In other words, when the United States actually was
producing intellectual property of its own, did the
country discover, oh yeah, maybe there's actually real
logic here for protecting intellectual property.
So the United States goes in a relatively short period of
time from being at the forefront of piracy,
intellectual property theft, to become the world's foremost
advocate of protection of intellectual property,
conveniently forgetting about it illicit past.
And again, it wasn't just Charles
Dickens and Mark Twain.
They're just representative of this debate.
So if we were to fast forward to today, the most benign
reading of what the relevance of that historical story is
for today is that China and other countries really are not
going to get totally on-board intellectual property
protection until they actually develop much stronger
self-interest, their own
intellectual property to protect.
So in other words, the most benign reading of the
situation is that we're really just going through growing
pains here.
If China follows in some form or fashion US past steps, that
in fact, it will become a protector, not just an evader
of intellectual property laws.
Another dominant story in the book carried out throughout,
but in some chapters more prominent than others, is a
story about borders.
And right now, as you all know, it's a hot topic in the
news, especially in relation to immigration control.
Especially, actually, in the West, here in California.
And the dominant mantra in Washington about borders is,
in fact, we can't have any fundamental immigration reform
right now until we so-called regain control of our border.
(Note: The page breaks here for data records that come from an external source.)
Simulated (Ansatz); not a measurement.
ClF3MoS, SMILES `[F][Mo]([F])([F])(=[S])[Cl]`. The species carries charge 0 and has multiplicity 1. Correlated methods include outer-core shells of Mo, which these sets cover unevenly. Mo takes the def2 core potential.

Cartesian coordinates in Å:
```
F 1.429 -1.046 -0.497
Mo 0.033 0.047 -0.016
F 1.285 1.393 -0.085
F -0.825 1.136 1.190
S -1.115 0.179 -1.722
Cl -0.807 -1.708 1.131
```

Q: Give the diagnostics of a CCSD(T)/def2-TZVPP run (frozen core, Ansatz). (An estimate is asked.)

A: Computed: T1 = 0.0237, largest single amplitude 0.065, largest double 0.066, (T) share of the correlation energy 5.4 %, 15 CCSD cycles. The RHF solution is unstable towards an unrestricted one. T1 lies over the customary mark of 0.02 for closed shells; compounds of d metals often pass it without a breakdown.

Well, the very language of regaining control of our
border suggests it was ever under control
in the first place.
Right?
You're like, restoring something to its previous
idyllic status of being under control.
But it never existed.
This is kind of a mythical past.
And I would argue that the border debate in Washington
and elsewhere has suffered from a severe case of
historical amnesia, pretending that, in fact, we're today
facing an unprecedented border threat, when in fact, quite
arguably, the US-Mexico border is today more policed, more
surveilled, more militarized, more monitored, and flooded
with federal resources to seal it by far than any other time
in American history.
So the norm is actually out of control borders, for
better or for worse.
Not just the US-Mexico border, but the US-Canada border.
Seaports as well.
And much of the history of the United States is one of
gradually trying to gain some semblance of control over air,
sea, and land flows coming into the country.
But for much of the nation's history, it was basically a
wide open story.
They just didn't have the capacity to even pretend to be
able to control these spaces.
All the attention today is on Mexico and Mexican migrants
crossing the border.
But one thing I find ironic is the first migrants who caught
the attention of US authorities crossing the
border, which was concerned the serious policy threat,
were actually Chinese coming from Mexico, not Mexicans.
After the Chinese Exclusion Act in the late 19th century
right here in San Francisco, they shut the front door to
entry of Chinese laborers.
And they didn't stop coming.
They were basically dispersed.
And so they start coming in across the Canadian border.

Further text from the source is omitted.